3D Tetris on a 3x3x12 LED Matrix

Welcome to the 3D Tetris project! This Instructable documents the creation of a 3x3x12 LED matrix that enables users to play a fully functional 3D Tetris game. The project leverages an ESP32-based development board (ESPduino) with integrated web server functionality for remote control. You can also find the project on GitHub.

Project Overview

This project was developed as part of the "Applied Microcontroller Technology" module and integrates hardware assembly, software programming, and web-based GUI design. Inspired by the game available at 3DTetris.de, the system enables interactive gameplay through a wireless web interface.

Key features include:

1. A custom-built 3x3x12 RGB LED matrix.
2. ESP32 microcontroller for controlling LEDs and hosting a local web server.
3. A responsive web interface for gameplay and real-time interactions.
4. Open-source software written in C, HTML, CSS, and JavaScript.

Features

Hardware

1. ESPduino Controller: Combines the ESP32 Wi-Fi chip with Arduino-compatible GPIO layout.
2. 3x3x12 LED Matrix: Comprised of 108 individually addressable PL9823 RGB LEDs.
3. Custom Housing: 3D-printed for modularity and ease of assembly.
4. Power Supply: Powered via USB-C with an integrated on/off switch.#

Software

1. LED Control: Powered by the FastLED library for efficient matrix management.
2. Game Logic: Implements Tetris gameplay mechanics including rotation, collision detection, and line clearing.
3. Web Interface: HTML/CSS-based GUI hosted via an onboard web server, with multi-language support.

Gameplay

1. Control Tetrominoes (Tetris blocks) through the GUI.
2. Real-time rendering of blocks on the LED matrix.
3. Score tracking and high-score leaderboard.
4. Adjustable levels and difficulty scaling.
5. High-score table to save and display the top 10 scores.
6. Difficulty selection for custom gameplay experiences.

How It Works

LED Matrix

1. Construction: LEDs are arranged in a 3x3x12 format, connected using PL9823-compatible drivers.
2. Control: Each LED is addressed individually using a mapped index for 3D coordinates.

Web Interface

1. Languages Supported: English, German, French, Spanish, Italian.
2. Functions:
3. Rotate blocks around X, Y, Z axes.
4. Shift blocks along the XY-plane.
5. Drop blocks into place.
6. Additional Features:
7. Live preview of the next Tetromino.
8. Display of current score and level.
9. High-Score Table: Saves and displays the top 10 scores along with player names. Extra entries are shown but not stored persistently.
10. Difficulty Selection: Choose between multiple difficulty levels to adjust the gameplay experience.

Components:

1. ESPduino (ESP32-based)
2. Toggle switch
3. USB-C power supply
4. Heat shrink tubing for securing connections
5. Insulated wires for connections
6. 108 PL9823 RGB LEDs
7. Solder wire (preferably lead-free)
8. Insulated wires and welding rods 0.8 for connections
9. 3D-printed alignment guides and 8mm Steel rods
10. 3D-printed components (CAD files provided in NX12 format)
11. Brass inserts with M3 threads (16 in total)
12. M3 screws for assembly (16 in total)
13. Plexiglas sheet for the outer cover
14. Self-tapping screws for the USB-C port

Tools:

1. Soldering station with fine tips

Optional:

1. Counterweight (optional, for added stability)

3D printing:

You should print these parts with an infill of over 15%. Print the case and Plexiglas_holder with brim and support turned on because otherwise it sometimes starts to lift a bit. You can use PLA to print all the parts.
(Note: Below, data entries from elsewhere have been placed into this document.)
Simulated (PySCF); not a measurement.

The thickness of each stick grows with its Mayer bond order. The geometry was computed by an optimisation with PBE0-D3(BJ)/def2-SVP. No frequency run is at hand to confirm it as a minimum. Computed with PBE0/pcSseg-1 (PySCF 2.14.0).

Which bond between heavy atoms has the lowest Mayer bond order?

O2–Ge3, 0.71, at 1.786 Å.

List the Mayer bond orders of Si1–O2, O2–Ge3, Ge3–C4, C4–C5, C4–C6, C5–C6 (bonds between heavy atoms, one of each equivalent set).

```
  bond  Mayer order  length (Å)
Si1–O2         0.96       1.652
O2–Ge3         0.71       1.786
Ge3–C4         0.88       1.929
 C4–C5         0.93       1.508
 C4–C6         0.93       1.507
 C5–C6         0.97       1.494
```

In this section, we will walk you through the step-by-step process of assembling the 3D Tetris project. The assembly process is divided into the following key stages:

1. Soldering the Circuit: Instructions for connecting the ESPduino, LED matrix, and power supply.
2. Building the LED Matrix: Detailed steps to construct and test the 3x3x12 LED matrix.
3. Assembling the Case: Guidance on assembling the 3D-printed case and mounting the components securely.
4. Installation: Configuring the system for first-time use and testing.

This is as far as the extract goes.